Обсуждение: pg_upgrade and schema complexity...
Ran into this when upgrading from 13.11 to 15.3... The pg_restore phase failed with "ERROR: out of shared memory", and recommended that I increase max_locks_per_transaction. Doing so let the process run to completion. It took 12.5 minutes to upgrade a 13GB instance. Soon after, I upgraded a 78GB cluster, and it only took 3.1 minutes. (Both are VMs (same number of CPUs and RAM) connected to the same SAN.) A "pg_dump --schema-only" of the two systems shows that the small-but-slow schema is 5.9M lines. Is this to be expected of such a huge schema? -- Born in Arizona, moved to Babylonia.
On 6/2/23 17:44, Ron wrote: > Ran into this when upgrading from 13.11 to 15.3... > > The pg_restore phase failed with "ERROR: out of shared memory", and > recommended that I increase max_locks_per_transaction. Doing so let the > process run to completion. > > It took 12.5 minutes to upgrade a 13GB instance. Soon after, I upgraded > a 78GB cluster, and it only took 3.1 minutes. Where/how did you measure those sizes? > > (Both are VMs (same number of CPUs and RAM) connected to the same SAN.) > > A "pg_dump --schema-only" of the two systems shows that the > small-but-slow schema is 5.9M lines. Anything special you are doing in this cluster to create all those lines? What is the line count for the other instance? > > Is this to be expected of such a huge schema? > -- Adrian Klaver adrian.klaver@aklaver.com
On 6/2/23 19:58, Adrian Klaver wrote:
> On 6/2/23 17:44, Ron wrote:
>> Ran into this when upgrading from 13.11 to 15.3...
>>
>> The pg_restore phase failed with "ERROR: out of shared memory", and
>> recommended that I increase max_locks_per_transaction. Doing so let the
>> process run to completion.
>>
>> It took 12.5 minutes to upgrade a 13GB instance. Soon after, I upgraded
>> a 78GB cluster, and it only took 3.1 minutes.
>
> Where/how did you measure those sizes?
Does it really matter?
START_SECS=$(date +"%s")
pg_upgrade ...
FINISH_SECS=$(date +"%s")
ET=`echo "scale=2;(${FINISH_SECS} - ${START_SECS})/60" | bc`
date +"%F %T pg_upgrade finished. Elapsed time: ${ET} minutes."
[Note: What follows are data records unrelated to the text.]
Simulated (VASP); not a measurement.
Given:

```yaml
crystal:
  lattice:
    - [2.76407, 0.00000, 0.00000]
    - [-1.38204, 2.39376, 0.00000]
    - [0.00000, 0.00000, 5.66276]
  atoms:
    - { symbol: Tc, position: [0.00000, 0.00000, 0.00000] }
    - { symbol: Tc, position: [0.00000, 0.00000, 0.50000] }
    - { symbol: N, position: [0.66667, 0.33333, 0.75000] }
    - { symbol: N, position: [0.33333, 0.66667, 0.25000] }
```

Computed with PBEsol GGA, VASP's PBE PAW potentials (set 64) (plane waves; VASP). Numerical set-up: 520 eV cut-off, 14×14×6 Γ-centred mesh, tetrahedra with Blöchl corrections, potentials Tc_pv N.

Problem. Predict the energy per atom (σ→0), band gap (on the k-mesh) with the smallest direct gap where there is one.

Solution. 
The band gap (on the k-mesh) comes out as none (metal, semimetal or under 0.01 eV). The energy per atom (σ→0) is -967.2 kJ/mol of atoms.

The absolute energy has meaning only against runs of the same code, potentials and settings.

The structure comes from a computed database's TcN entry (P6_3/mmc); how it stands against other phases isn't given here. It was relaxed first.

(Text copied between air-gapped computers, so there might be errors.)
>>
>> (Both are VMs (same number of CPUs and RAM) connected to the same SAN.)
>>
>> A "pg_dump --schema-only" of the two systems shows that the
>> small-but-slow schema is 5.9M lines.
>
> Anything special you are doing in this cluster to create all those lines?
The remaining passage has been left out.